I’ve had a fascination with Automatic knives for many years. I have a Benchmade, a decent quality foreign made and a Gerber that I’ll carry from time to time. Recently, I had the opportunity to get my hands on one of the Piranha auto’s and actually ended up adding a few of them to the store. Last week, we made a camping trip to the northlands and I took along a “Pocket” model to try out.
The Piranha knives are made entirely in the USA. Twin Falls, Idaho to be specific. The company seems to maintain a pretty low profile and the knives apparently do quite well selling themselves. Prior to adding the knives to the store, the majority of the articles I found on them were positive with a number recommending them over the Benchmade and some of the other majors out there. I had to find out for myself just how good they are.
In general, Piranha uses either 154CM or S30V steel in their blades. With the exception of their Excalibur OTF model, blades are hardened to 60-61 Rc. For whatever reason, the Excalibur comes in at 59Rc. Finish is a stonewash, mirror polish or Tactical Black coating. Most can be had with either a plain or partially serrated blade. All of the knives I received were razor sharp.

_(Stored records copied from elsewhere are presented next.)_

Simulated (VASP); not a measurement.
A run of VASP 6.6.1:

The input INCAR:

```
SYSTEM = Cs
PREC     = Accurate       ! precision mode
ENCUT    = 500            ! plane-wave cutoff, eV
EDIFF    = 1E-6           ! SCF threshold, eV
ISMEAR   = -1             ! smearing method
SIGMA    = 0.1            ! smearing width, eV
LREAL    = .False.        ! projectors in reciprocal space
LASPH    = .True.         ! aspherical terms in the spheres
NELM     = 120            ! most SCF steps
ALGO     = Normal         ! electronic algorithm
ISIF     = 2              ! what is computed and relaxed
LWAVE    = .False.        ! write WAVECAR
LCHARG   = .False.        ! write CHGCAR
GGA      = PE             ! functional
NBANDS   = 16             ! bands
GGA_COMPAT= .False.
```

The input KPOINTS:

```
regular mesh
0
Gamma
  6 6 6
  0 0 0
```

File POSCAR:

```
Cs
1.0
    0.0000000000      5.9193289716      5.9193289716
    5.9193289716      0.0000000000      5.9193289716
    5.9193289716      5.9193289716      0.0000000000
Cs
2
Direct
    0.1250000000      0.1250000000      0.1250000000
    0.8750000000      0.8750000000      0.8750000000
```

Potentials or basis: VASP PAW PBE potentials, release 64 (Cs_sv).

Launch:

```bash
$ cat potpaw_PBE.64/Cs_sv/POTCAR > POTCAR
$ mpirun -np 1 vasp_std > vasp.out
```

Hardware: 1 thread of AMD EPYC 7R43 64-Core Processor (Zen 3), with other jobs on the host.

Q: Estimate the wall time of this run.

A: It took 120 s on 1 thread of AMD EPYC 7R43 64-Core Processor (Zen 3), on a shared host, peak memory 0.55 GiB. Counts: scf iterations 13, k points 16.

Handles are Aircraft grade aluminum. All of the handles feature unique cuts or texturing that are both effective and comfortable to hold. The texturing is slightly beveled on the edges to give a very smooth feel. And of course, the Aluminum results in a lightweight knife. Pocket clips are Titanium for strength and weight.
The screws are stainless steel. Springs in side opening models are coil springs. Coil springs or flat springs, which are the best design choices? All I can tell you is the Piranha’s are some of the fastest opening auto’s I’ve handled. Blade lockup is tight and side play is virtually non-existent.
Piranha Pocket in use
The first thing I noticed was the height of the release button. Piranha did a superb job of cutting the relief into the handle and keeping the button low but accessible. The chances of accidently deploying the blade in your pocket is hard to imagine happening.
The Pocket model has a blade that’s just .09″ thick. That’s a slim blade that proved ideal for slicing and dicing.
My wife and I used the Pocket for a variety of uses. Food prep, opening a few boxes, trimming some para cord, etc. I really liked that slim blade profile but what I really appreciated was the handle design. If they had taken a mold of my hand they couldn’t have designed a better fit. The finger grooves are generous and right where you want them. With the aluminum handle, 154CM blade and stainless screws, cleanup was as simple as throwing it in with the rest of the dishes.
The 154CM blade did a super job of holding an edge. As I said, we cut a variety of materials and I’ve been carrying/using the Pocket for over 2 weeks now. Use is on a daily basis and the edge is far from ‘done’.
It was hard to find much I didn’t like about the Piranha Pocket. The fit, finish, material quality are all top notch. BUT, I do wish it carried a bit lower in my pocket. Something I might consider would be to remove the pocket clip and carry it in my pocket. The light weight (2.4 oz) makes it no heavier then most traditional slip joints. I do like the clip to attach it to my pack so I’ll most likely leave it alone. Otherwise, as far as I’m concerned, the Piranha is a winner!